One Nation Labour (a concept borrowed from Disraeli) is the vision of Ed Miliband and Balls incorporating an economic paradigm that abandons any attempt to reform neo-liberal capitalism, tackle alienation or formulate any form of greater egalitarian politics.  In Scotland they promote a corporatism in harmony with Cameron’s coalition that will see Scottish social-civic, labour forces atrophy and alienation increase. 

There are currently three political responses. Alienation:  a withdrawing from any engagement leaving a’ nothing can be done’ attitude; a ‘there is no alternative’ syndrome. Let Jimmy Reid remind us of this debilitating political phenomenon.

‘Let me right at the outset define what I mean by alienation. It is the cry of men who feel themselves the victims of blind economic forces beyond their control. It’s the frustration of ordinary people excluded from the processes of decision making. The feeling of despair and hopelessness that pervades people who feel with justification that they have no real say in shaping or determining their own destinies.’

The second option is very much a neo-liberal form of the above: the status quo.  Vote NO in the Referendum and we’ll carry on the same way (but punish Scotland a little more) with little to choose within the three main Unionist parties (tweedledee, tweedledum and tweedledummer). Put your Labour ‘No’ vote in the box and you put it alongside the Tories and the Lib-Dems and the other arch-Unionists. Objectively any ‘No’ vote is for the retention of the failing unionist British State.

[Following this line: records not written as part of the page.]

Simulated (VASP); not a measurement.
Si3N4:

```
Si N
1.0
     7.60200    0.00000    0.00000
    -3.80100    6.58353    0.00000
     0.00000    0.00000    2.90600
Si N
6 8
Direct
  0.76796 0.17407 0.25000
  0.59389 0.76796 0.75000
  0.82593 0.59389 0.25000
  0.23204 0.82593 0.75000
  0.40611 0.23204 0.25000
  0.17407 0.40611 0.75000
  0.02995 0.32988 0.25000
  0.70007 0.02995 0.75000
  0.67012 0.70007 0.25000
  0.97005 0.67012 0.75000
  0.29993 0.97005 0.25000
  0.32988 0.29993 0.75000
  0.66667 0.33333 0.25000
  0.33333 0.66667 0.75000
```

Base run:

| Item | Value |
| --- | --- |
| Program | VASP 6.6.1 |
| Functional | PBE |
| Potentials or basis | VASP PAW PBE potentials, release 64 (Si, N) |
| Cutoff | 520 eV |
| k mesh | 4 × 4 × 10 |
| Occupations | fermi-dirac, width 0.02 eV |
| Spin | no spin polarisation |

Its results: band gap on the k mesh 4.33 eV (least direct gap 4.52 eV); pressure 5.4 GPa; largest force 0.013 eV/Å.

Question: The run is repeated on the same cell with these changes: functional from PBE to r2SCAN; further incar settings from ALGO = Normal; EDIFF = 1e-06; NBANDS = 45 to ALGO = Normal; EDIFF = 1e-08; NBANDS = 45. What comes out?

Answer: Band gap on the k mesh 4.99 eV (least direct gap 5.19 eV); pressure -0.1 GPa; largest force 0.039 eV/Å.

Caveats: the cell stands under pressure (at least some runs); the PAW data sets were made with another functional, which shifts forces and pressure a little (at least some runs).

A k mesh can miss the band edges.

 Meanwhile all three of the tweedles are looking behind them at the angry surge of UKIP. (We should not need to be reminded that political crises can create major shifts to the right as well as to the left.)

 The opportunist policy of Labour, wooing the right and centre-right, is seen as vital, particularly in southern England, where outside of London, in approx, 180 southern constituencies, Labour has just 12 seats.  What does this status quo scenario mean to Scotland and the Scottish political process going forward?

     I wish to argue that Scotland under the 1999 devolved administration constitution , is, in my (third) world of  political analysis, a near perfect example of the crown-colony state, attempting to advance the limited constitutional process towards a Home-Rule, self-governing status  within the British state.  Social-democrat Scotland, in this limbo-state of pause, of semi-colon, coloniality reality, will suffer greatly, indeed be punished under the avenging thrust of all three main Westminster parties in a post-No Scotland.   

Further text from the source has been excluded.